On main amendments in corporate legislation of Belarus
On January 27, 2021, the Law of the Republic of Belarus dated January 5, 2021 No. 95-Z "On Amendments to the Law on the Issues of Commercial Companies" (hereafter Law on Amendments) was published, which introduces a number of changes to the activities of companies (LLC, ALC, CJSC, OJSC). The changes will come into force on April 28, 2021. Below are the key amendments.
- Shareholders are allowed to make contributions to the property of a company without increasing the authorized capital and changing the shares size (value of shares). This allows the possibility of additional financing of the company by the shareholders .

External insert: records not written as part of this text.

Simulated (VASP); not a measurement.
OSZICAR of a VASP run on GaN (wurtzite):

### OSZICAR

- Introduced provisions that allow to implement the convertible loan mechanism by offsetting monetary claims when making additional contributions to the authorized capital (paying for shares of an additional issue).
- For all companies have been legalized the possibility of granting options to company’s employees, members of the executive body, the board of directors (supervisory board) through the issue of additional shares (acquisition by the company a share on the balance sheet) for the purpose of subsequent sale or free transfer to mentioned persons.
- It is allowed to execute shareholder’s agreements (agreements on the exercise of the rights of shareholders) between all the company’s shareholders at the same time (for example, earlier in an LLC with two shareholders, it was basically impossible to execute such an agreement).
- The number of Closed Joint Stock Company (CJSC) shareholders is not limited (now there is a limit, that the number of shareholders of a CJSC should not exceed 50), unless otherwise provided by the charter.
- The mandatory rules that provide for the preemptive right of CJSC shareholders to purchase shares, which are sold by other shareholders, have been canceled. At the same time, the preemptive right to purchase shares of a CJSC by its shareholders may be provided for by the charter of the respective company on an individual basis.
- Heirs of CJSC shareholders receive shares without the consent of the CJSC.
- The list of essential conditions to be agreed upon in the agreements on mergers and acquisitions was clarified, as well as the list of issues to be reflected in the decision on division, separation and transformation.
- The question of the quorum required for making decisions within the framework of the reorganization procedure has been detailed:
- on the approval of the charter of the newly created (reorganized) company, separation balance sheet / deed of transfer – at least 3/4 of the votes of the persons participating in the meeting; and
- election of governing bodies – at least 50% of the votes of the persons participating in the meeting.
- Only the shareholders owning in aggregate 10 or more percent of shares in the authorized capital (shares) of the company can get access to accounting and reporting documents, to the minutes of meetings of the board of directors (supervisory board).
- A company with one shareholder can create a company, where it will be the only shareholder.
- The remote form of participation in company meetings has been legalized.
- A meeting of the board of directors can be held at the initiative of the director, internal inspector, board member and auditor (previously only at the initiative of the chairman).
- The decision of the board of directors can be appealed in court if it is adopted:
- in violation of the requirements of the law or the charter; and
- violates the rights and (or) legitimate interests of a shareholder (former shareholder), a member of the board of directors.
- The board of directors has the right to suspend the powers of the executive body (director), if such a possibility is prescribed in the charter.
- The competence of the board of directors of JSC has been expanded in terms of:
- settle disputes between the management bodies of the joint stock company;
- define corporate rules;
- to monitor the effectiveness of corporate governance practices.
- The list of affiliated persons of the company has been clarified, to which, in particular, deputy directors and his relatives are additionally assigned, and from which representatives of the state in the governing bodies of business companies are excluded, shares in the authorized capitals (shares) of which belong to the Republic of Belarus or its administrative-territorial units.
Companies registered before the entry into force of the Law on Amendments, upon the first introduction of amendments and (or) additions to their charters, must bring them in line with Law on Amendments. Until they are brought into conformity with the Law on Amendments, the statutes of the companies are valid in the part that does not contradict the Law on Amendments.